The venerable RSA public key encryption algorithm is very elegant. It requires a basic understanding of modular arithmetic, which may sound scary if you haven’t studied it. It reduces to taking the remainder after integer long division. The RSA Wikipedia article describes five simple steps to generate the keys. Encryption and decryption are a matter of basic exponentiation. There’s no advanced math, and it’s easy to understand their example of working with small numbers.

So when I was looking for a simple project to practice a new programming language, I thought, “Hey, RSA isn’t that hard, let me try implementing that.”

Yeah.

I quickly learned that those five simple steps do not map to simple code. There is a gap in the online materials documenting RSA. Most give the “beginner” version from Wikipedia. The rest are highly technical, with either deep discussions proving the math or the complex realities a truly secure production RSA implementation requires.

Nothing I read used variable names that were meaningful at all. The symbology of mathematics was designed (in the days before tab-complete) for ease of hand-writing. It pains me no end to read python code that ruin the true beauty of the language—it’s readability forgettable one-letter variables. I used to think my brain was too small for advanced mathematics, but it actually just needs better mnemonics.

I wanted an intermediate description of the RSA algorithm oriented towards programmers. Instead, I wrote one. This is it.

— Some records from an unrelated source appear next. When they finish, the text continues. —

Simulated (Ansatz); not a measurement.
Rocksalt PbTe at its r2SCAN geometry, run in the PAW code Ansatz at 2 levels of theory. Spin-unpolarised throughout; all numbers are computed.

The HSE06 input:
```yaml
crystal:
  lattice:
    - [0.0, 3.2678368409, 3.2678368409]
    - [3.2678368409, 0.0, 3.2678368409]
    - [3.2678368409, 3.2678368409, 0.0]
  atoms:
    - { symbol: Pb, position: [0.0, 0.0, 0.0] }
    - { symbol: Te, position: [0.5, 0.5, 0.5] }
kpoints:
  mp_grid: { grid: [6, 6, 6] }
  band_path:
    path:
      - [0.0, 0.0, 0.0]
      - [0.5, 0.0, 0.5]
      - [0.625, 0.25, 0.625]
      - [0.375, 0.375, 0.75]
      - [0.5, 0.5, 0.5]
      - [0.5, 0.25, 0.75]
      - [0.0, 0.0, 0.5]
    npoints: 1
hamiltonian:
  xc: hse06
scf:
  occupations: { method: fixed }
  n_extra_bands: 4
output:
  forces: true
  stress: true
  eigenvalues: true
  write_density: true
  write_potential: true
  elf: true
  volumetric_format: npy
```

Standard Caveat: This code is provided entirely for pedagogical purposes. It is not intended to be cryptographically secure, do not use it in production.

Goals

This article provides:

  • comprehensible Python code implementing basic RSA
  • implementations of arithmetic algorithms (the only external imports are namedtuple and secrets).
  • unit tested code
  • a detailed walk-through of the RSA algorithm, mapping code to theory

The RSA algorithm in (sort-of) plain English

Here are snippets of the RSA algorithm, copy pasted from Simple English Wikipedia:


Generating a key:

  1. Choose two different large random prime numbers p and q
  2. Calculate n = pq
    • n is the modulus for the public key and the private keys
  3. Calculate the totient: ϕ(n) = (p−1)(q−1)
  4. Choose an integer e such that 1 < e < ϕ(n), and e co-prime to ϕ(n) i.e: e and ϕ(n) share no factors other than 1; gcd(e ,ϕ(n) = 1.
    • e is released as the public key exponent
  5. Compute d to satisfy the congruence relation de ≡ 1 (modϕ(n)) i.e: de = 1+kϕ(n) for some integer k. (Simply to say : Calculate d = (1+kϕ(n))/e)
    • d is kept as the private key exponent

Encrypting messages:

  • c = m e mod n

This can be done quickly using the method of exponentiation by squaring.

Decrypting messages:

  • m = cd mod n

That may or may not make much sense, but if you read through the working example, it should come clear. It’s basic math, with the possible exception of de ≡ 1 (mod ϕ(n)). The symbol in modular arithmetic means “is congruent to” and the whole equation means “find d such that de mod ϕ(n) = 1”. “mod” means remainder. Python uses the % symbol for it.

Breaking it down, with code

The key to the steps above is to expect more computational work than I gave it credit for. None of the steps requires exponential brute forcing of a solution or anything (except, of course, hacking the original message from the cipher, but that is supposed to be hard), but they aren’t simple mathematical formulae. Each step is an algorithm in its own right. Only step 2, “Calculate n = pq is obviously straightforward, though step 3 is close.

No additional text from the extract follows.